WASHINGTON-In what a spokeswoman for the Personal Communications Industry Association termed a “comedy of errors,” the wireless industry and the Federal Communications Commission last week missed an opportunity to tout the wonders of wireless technology in developing countries.
FCC Chairman William Kennard and key FCC staff held an industry debriefing on their recent trip to southern Africa, an area with a teledensity of 1 percent to 2 percent, compared with 96 percent in the United States.
“Wireless companies do hold a tremendous hope for developing infrastructure much faster,” Kennard said, noting that oftentimes in developing countries copper wire is stolen as it is put in the ground. Wireless infrastructure would eliminate this problem, he added.
South Africa is preparing to license a third cellular operator. “Everywhere we went,” the licensing effort was “the hottest topic,” Kennard said. The license is being slated as a “Black Empowerment License,” in an effort by the South African government to distribute power to the previously disenfranchised, he said.
Kennard said there were many discussions about the third license and its resemblance to the personal communications services C-block. “We talked a lot about the need for transparency in the license process … people need to know from the beginning the license criteria … [We shared] with them some of the mistakes we have made” with the C-block, he said.
When asked to elaborate on what he told the South Africans about the C-block experience, he said, “If I had to do it all over again, I would have licensed the C-block first and then gone to the A- and B-block licenses so that those smaller companies would have had a better chance of raising capital and competing than they have encountered.”
Kennard and FCC staff went to South Africa and Botswana as part of Kennard’s International Development Initiative. Kennard’s initiative, announced in June, commits the FCC to work with developing nations to help them achieve universal communications services by implementing the goals of the World Trade Organization’s Basic Telecom Services Agreement.
While there were a variety of telecommunications industry representatives there, no one was there to represent the wireless industry.
“They should have been here,” said Kennard, when asked after the event about the lack of wireless participation.
The FCC later said the Cellular Telecommunications Industry Association and PCIA were contacted, and the commission thought they would then contact their members.
However, both associations said the FCC contacted the wrong people at their organizations.

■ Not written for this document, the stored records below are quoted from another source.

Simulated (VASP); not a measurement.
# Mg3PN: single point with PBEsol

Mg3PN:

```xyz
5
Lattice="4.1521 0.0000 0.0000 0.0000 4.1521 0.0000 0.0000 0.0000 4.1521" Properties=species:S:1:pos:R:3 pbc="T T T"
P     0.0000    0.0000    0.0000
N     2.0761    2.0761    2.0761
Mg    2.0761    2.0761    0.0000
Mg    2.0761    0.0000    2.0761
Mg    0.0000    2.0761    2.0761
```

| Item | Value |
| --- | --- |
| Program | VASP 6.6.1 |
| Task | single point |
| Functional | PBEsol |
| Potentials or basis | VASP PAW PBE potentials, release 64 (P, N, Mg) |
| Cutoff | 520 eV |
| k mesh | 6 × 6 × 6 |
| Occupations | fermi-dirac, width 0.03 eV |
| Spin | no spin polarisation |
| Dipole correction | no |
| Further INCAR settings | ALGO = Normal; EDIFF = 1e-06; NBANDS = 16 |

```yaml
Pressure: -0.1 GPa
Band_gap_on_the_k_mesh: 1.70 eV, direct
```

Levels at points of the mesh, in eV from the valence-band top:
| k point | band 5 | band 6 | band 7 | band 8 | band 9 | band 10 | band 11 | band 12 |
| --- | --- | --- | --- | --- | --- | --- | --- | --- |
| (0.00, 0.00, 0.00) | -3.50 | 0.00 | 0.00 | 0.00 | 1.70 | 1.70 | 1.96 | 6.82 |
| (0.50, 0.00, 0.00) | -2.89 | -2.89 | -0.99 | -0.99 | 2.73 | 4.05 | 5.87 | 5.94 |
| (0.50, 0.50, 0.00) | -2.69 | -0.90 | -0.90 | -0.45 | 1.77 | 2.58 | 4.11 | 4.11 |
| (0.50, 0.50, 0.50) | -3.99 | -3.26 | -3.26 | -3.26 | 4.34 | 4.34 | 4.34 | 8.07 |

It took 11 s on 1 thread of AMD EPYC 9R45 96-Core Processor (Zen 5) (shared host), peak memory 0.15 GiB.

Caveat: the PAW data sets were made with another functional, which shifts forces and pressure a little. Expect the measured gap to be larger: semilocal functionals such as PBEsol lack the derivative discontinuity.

CTIA’s Dee Yankoskie, manager for research, said she passed along the message, but it did not get to the right person.
“I never received the invitation. I apologize for not being there, [but in the future] I would also hope they would contact the right people,” said Brian Fontes, CTIA senior vice president for policy and administration. Fontes is former FCC chief of staff and has frequent contacts with FCC officials on behalf of CTIA.
At PCIA, the FCC contacted David Murray, who lobbies Congress, not the FCC. “He got a voice-mail message, and since he doesn’t normally deal with the FCC, he assumed that other people were invited. It wasn’t our intention to miss out. It does seem to be a casual way to invite someone,” said PCIA spokeswoman Ellen Mullally.
One company with interests in South Africa, Vodafone AirTouch plc, was contacted, but “due to the failure of internal communication, we failed to respond to the FCC. We regret this because we would have been very interested in attending. The issues are of great interest to us,” said AirTouch spokesman Jonathan Marshall.
Vodafone offers service to South Africa, Uganda and Egypt, using the Vodacom name.